Nairobi, Kenya - A shantytown believed to be a stronghold for gangsters who behead their victims erupted in deadly gunbattles Thursday, killing at least 11 people as paramilitary police rounded up hundreds of residents, beating them with truncheons and demolishing homes.
The violence, on the third day of a crackdown on the shadowy Mungiki sect, was reminiscent of the politically volatile 1990s, when police would storm the slums in search of opposition supporters. Mungiki was inspired by the 1950s Mau Mau uprising against British rule but has become a street gang linked to murder, political violence and extortion.
Since Monday, police have killed more than 30 people suspected of being part of Mungiki and arrested 300 in the Mathare slum. Police also said they recovered three guns and human flesh believed to be used for Mungiki oath-taking.
Police said 11 people were killed Thursday in Mathare, home to an estimated 500,000 people in the Kenyan capital of Nairobi. An eerie quiet, interrupted by the pop of gunfire, descended over the maze of dusty streets and wooden shacks as residents sprawled on the ground or hid in their homes.
More than 500 police and paramilitary officers have swarmed Mathare this week in search of Mungiki followers, who have been accused in the deaths of at least 20 people in the past three months, including 12 found mutilated or beheaded since May. The group is accused of killing two police officers Monday.
"I don't know anything about Mungiki," said Mathare resident Kennedy Kahera, 37, who was arrested Thursday but released. "The police are doing a good job by enforcing the law, but are using an excessive force."
Police were forcing people to carry corpses to police trucks and to wade into the Nairobi River and search for illegal weapons believed to have been dumped there. Children in blue school uniforms walked past hundreds of men kneeling on the ground, guarded by officers in camouflage who fired warning shots into the air. A woman with blood streaming down her face carried a child through the streets.
"The police are using the necessary force authorized by the law," police spokesman Eric Kiraithe said. "Police are not using excessive force."
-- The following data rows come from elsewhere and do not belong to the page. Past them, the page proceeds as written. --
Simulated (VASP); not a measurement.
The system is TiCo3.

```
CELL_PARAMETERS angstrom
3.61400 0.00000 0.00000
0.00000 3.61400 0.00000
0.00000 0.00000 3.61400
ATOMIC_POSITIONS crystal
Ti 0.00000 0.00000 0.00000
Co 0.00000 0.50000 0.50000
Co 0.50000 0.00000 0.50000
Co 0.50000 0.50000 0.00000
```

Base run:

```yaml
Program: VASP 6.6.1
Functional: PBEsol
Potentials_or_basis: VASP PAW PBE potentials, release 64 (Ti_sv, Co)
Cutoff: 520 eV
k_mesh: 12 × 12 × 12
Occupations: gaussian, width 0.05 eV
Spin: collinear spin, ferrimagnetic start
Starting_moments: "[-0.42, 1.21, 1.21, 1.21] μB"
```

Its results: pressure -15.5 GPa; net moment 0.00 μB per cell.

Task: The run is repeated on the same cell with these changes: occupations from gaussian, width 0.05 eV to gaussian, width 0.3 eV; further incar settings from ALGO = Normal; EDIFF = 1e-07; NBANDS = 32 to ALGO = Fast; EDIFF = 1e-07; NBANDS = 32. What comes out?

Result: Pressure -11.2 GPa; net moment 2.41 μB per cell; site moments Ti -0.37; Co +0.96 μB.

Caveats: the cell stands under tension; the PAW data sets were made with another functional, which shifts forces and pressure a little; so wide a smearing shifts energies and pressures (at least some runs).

Wanasolo William, 30, who was carrying his infant son in his arms, begged police not to tear down his single-room home, made of sticks and iron sheeting.
"Please don't destroy my house, please give me two days to leave the country," William, originally from Uganda, said as police knocked down the home.
Julius Ndegwa, a senior police officer who was supervising the operation, denied police were destroying homes for no reason. "We are searching for guns in every corner of these structures," he said.
The Standard, Kenya's oldest newspaper, ran a front-page editorial Thursday saying police must not "crash their way into homes and houses at night and shoot and kill innocent people under the blanket guise of fighting Mungiki."
Mungiki claims to have thousands of adherents, all drawn from the Kikuyu, Kenya's largest tribe. Members of the group, whose name means "multitude" in the Kikuyu language, traditionally wear dreadlocks, inspired by the Mau Mau who wore them as a symbol of anti-colonialism and their determination not to conform to Western norms. In recent years, however, many Mungiki have shaved their heads, believing dreadlocks are too conspicuous.
Sect members pray facing Mount Kenya, which the Kikuyu believe is the home of their supreme deity. The group also encourages female genital mutilation and using tobacco snuff.
Mungiki was outlawed in 2002 after at least 20 people were killed in fighting between it and another gang called the Taliban, whose members come from the Luo tribe of western Kenya.
The recent bloodshed has raised fears Mungiki members are out to disrupt elections in December, when President Mwai Kibaki will seek a second term.
Leaflets allegedly circulated by the group call on Kenyan youth to join an uprising against the government. The leaflet includes a threat that "if one youth is killed, we shall kill 10 police."